Python, extracting features form time series (TSFRESH package or what can I use?)

1.6k Views Asked by At

I need some help for feature extraction in time series, maybe using the TSFRESH package.

I have circa 5000 CSV files, and each one of them is a single time series (they may differ in length). The CSV-time-series is pretty straight forward:

Example of a CSV-Time-Series file: | Date | Value | | ------ | ----- | | 1/1/1904 01:00:00,000000 | 1,464844E-3 | | 1/1/1904 01:00:01,000000 | 1,953125E-3 | | 1/1/1904 01:00:02,000000 | 4,882813E-4 | | 1/1/1904 01:00:03,000000 | -2,441406E-3 | | 1/1/1904 01:00:04,000000 | -9,765625E-4 | | ... | ... |

Along with these CSV files, I also have a metadata file (in a CSV format), where each row refers to one of those 5000 CSV-time-series, and reports more general information about that time series such as the energy, etc.

Example of the metadata-CSV file: | Path of the CSV-timeseries | Label | Energy | Penetration | Porosity | | ------ | ----- | ------ | ----- | ----- | ----------- | | ... | ... | ... | ... | ... | ... | | ... | ... | ... | ... | ... | ... | | ... | ... | ... | ... | ... | ... |

The most important column is the "Label" one since it reports if a CSV-time-series was labeled as:

  1. Good
  2. Bad

I should also consider the energy, penetration, and porosity columns since those values have a big role in the labeling of the time series. (I already tried a decision tree by looking at only the features, now I would like to analyze the time series to extract knowledge)

I intend to extract features from the time series such that I can understand what are the features that make one time series be labeled as "Good" or "Bad".

How can I do this with TSFRESH? There are other ways to do this?
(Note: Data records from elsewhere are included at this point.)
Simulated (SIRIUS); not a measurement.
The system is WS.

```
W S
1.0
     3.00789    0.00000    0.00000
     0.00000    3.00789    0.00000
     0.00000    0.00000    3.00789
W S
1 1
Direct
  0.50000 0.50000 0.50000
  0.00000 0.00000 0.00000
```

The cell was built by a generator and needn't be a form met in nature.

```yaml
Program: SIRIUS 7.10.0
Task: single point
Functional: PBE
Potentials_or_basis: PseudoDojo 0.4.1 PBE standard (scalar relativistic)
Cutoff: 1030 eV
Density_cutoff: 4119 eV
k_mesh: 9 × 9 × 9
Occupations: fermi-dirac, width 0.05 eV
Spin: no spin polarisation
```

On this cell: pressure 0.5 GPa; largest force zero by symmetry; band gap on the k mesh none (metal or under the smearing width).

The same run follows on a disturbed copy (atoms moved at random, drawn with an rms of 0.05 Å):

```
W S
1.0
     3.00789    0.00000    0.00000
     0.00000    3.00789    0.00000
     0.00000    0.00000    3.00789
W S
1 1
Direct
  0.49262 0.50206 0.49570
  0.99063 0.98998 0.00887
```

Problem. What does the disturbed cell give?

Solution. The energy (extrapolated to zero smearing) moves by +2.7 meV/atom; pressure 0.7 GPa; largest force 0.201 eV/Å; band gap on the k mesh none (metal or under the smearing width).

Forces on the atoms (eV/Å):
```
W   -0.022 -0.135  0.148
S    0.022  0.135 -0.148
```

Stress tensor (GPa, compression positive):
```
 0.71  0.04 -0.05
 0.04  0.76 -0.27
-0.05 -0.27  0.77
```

Could you show me how to do it? Thank you :)

1

There are 1 best solutions below

1
On BEST ANSWER

I'm doing something similar currently and this example jupyter notebook from github helped me.

The basic process is in short:

  1. Bring time series in acceptable format, see the tsfresh documentation for more information
  2. Extract features from time serieses using X = extract_features(...)
  3. Select relevant features using X_filtered = select_features(X, y) with y being your label, good or bad being e.g. 1 and 0.
  4. Put select features into a classifier, also shown in the jupyter notebook.